Kentucky Student drawing comparing KKK to Police sparks controversy
I find it interesting when people who are not African-American or who are not people of any decent of something other than caucasin white american find controversy in anything that speaks against police or a goverment establishment that has levels of corruption and oppression in its system. Now that was a long sentence expressing my utter confusion when someone gets offended by the image portrayed in this artwork. I am also perturbed that because someone speaks against such injustice or cites examples of poor behavior and judgment in the police force that they are now anti-police.
We have to look at why such a connection can even be made in this artwork. It has been said that the reason why the Klu Klux Klan wore hoods were to conceal their identity, because many of it's members were important officials in government & law enforcement. Not to mention, they were also doctors, lawyers, store owners, and sometimes even pastors and clergy men. Now fast forward to the civil rights movement in the South, when television news finally showed some compelling images of young black people, and children who were peacefully protesting being physically harmed, beaten, chased by german shepard dogs, and sprayed with waterhoses by police officers. Wait did you catch that, police officers were beating, and physically harming peaceful black people who were protesting for their civil rights. These are the same police officers whose job is to serve and protect the people of the neighborhoods, towns and cities these very black people were living in.
Lets look even further ahead to March of 1991. A few members of the Los Angeles Police force were videographed beating down an unarmed black man with their feet, fists and police batons during what was said to be a routine traffic stop. When charges were brought against them, some believe had there not been video evidence of the incident the officers would have never been brought to trail or face any discipline. The aquittal of all officers involved led to what is now known as the "LA Riots". These riots filled media news outlets with so many unbelievable images, many are still just as profound now as they were then.

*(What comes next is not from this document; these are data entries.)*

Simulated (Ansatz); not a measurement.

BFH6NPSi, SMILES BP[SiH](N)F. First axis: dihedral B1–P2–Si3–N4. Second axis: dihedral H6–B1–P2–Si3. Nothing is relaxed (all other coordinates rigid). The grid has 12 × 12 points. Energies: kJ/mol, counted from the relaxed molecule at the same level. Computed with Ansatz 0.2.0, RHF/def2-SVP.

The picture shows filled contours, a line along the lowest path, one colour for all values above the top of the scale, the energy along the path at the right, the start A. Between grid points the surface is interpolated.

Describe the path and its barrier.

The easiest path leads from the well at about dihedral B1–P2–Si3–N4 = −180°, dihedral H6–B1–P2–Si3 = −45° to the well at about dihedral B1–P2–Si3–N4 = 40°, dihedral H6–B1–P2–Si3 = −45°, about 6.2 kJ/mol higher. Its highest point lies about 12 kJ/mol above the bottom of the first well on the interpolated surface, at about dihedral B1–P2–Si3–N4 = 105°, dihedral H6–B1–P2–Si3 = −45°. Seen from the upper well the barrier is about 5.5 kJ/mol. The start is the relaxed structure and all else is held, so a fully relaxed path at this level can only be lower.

There are a number of incidents where police have killed innocent black men. And by innocent I mean they were not committing a violent crime, or guilty of anything that would have warranted the use of excessive force or police weaponry.
- 1999 Amadou Diallo shot 41 times by police officer when pulling his wallet out of his pants pocket. (All officers involved were aquitted)
- 2006 Sean Bell shot & killed the night before his wedding by undercover officers. Bell was in the car with two other friends their car was shot at 50 times. (all officers found not guilty)
- 2012 Trayvon Martin killed by neighborhood watch officer. (the watch officer involved George Zimmer was aquitted of all charges)
- 2014 Michael Brown killed by police officer Darren Wilson in Ferguson, Missouri. The hashtag term #handsupdontshoot comes from the account that Michael Brown was shot and killed while standing with his hands up surrendering to the officer. (Wilson was not charged)
- 2014 Tamir Rice a 12 yr old boy shot and killed by a Police Officer in a Cleveland, Ohio park where he was outside with a toy gun. (Timothy Loehmann the officer who shot Rice was not charged)
- 2014 Ezell Ford shot and killed by police officers in Los Angeles, California ( officer not charged)
Because I can list so many deaths of black men who were unarmed that were shot and killed by police officers it is very difficult for me to find the artwork above offensive. A great number of those officers were not charged, and still have their jobs. With a reality like that, it is more than easy to compare that to the Klu Klux Klan members who repeatedly killed and lynch unarmed black men without facing any consequences or legal charges. The correlation made in this students art work can be understood when you look at the similarities of all the many incidents that have occurred. If you have never had to experience or deal with police in a negative situation for seemingly no sensible reason or know someone who has dealt with police in similar negative situations then of course you would not be able to empathize in the same manner as someone who has. But does the organization that speaks out against texting and driving, hate all cell phone companies? Does the person that sues a doctor for malpractice for amputating the wrong leg think all doctors are responsible? Does the politician that gets caught stealing money make all politicians theives? Do the Catholic priests that were convicted of sex abuse against children make all Catholic priest molesters?
No matter how prevelant a problem is there are always individuals looking to fix the problem. Some of those individuals may also represent the same identity as those that are causing the problem but it does not mean that they cannot be a part of the solution. If anything it is those individuals that will be needed to make sure that a solution can occur at all.
Being a black male who grew up in the 80's and 90's in Albany, New York I am fully aware there are a lot of outstanding police officers in the world. Some of them are people I went to grade school, and high school with as well people I remember playing basketball with in the neighborhood parks as teen. I have a childhood friend who became a police officer after his brother was murdered. Then on the negative side I have had a number of incidents where I and many of family & friends were harrassed by police without a reason to even have their attention to begin with. However my basketball coach was a police officer and he was white, the DARE officers that would come to the schools, as well as the officers who volunteered for PAL athletics and activities showed me a true example of what a police officer is suppossed to be. With those positives experiences I have a balance of understanding that not all cops are bad or racist.
The art from this student in Kentucky is an alarm for police in that area and throughout this nation to take the time to provide other examples of positive police images in the minds of our youth. This is an opportunity to create dialogue and address the issue so that learning can take place. Police can learn more about why a student would draw that image, and take that opportunity to teach the student a different image. No one should attack this artwork, it sends the wrong message and only makes the drawing more of a reality than not. Art is only a reflection of images that exist in our world that enter our consciousness and reveal itself through our expressions.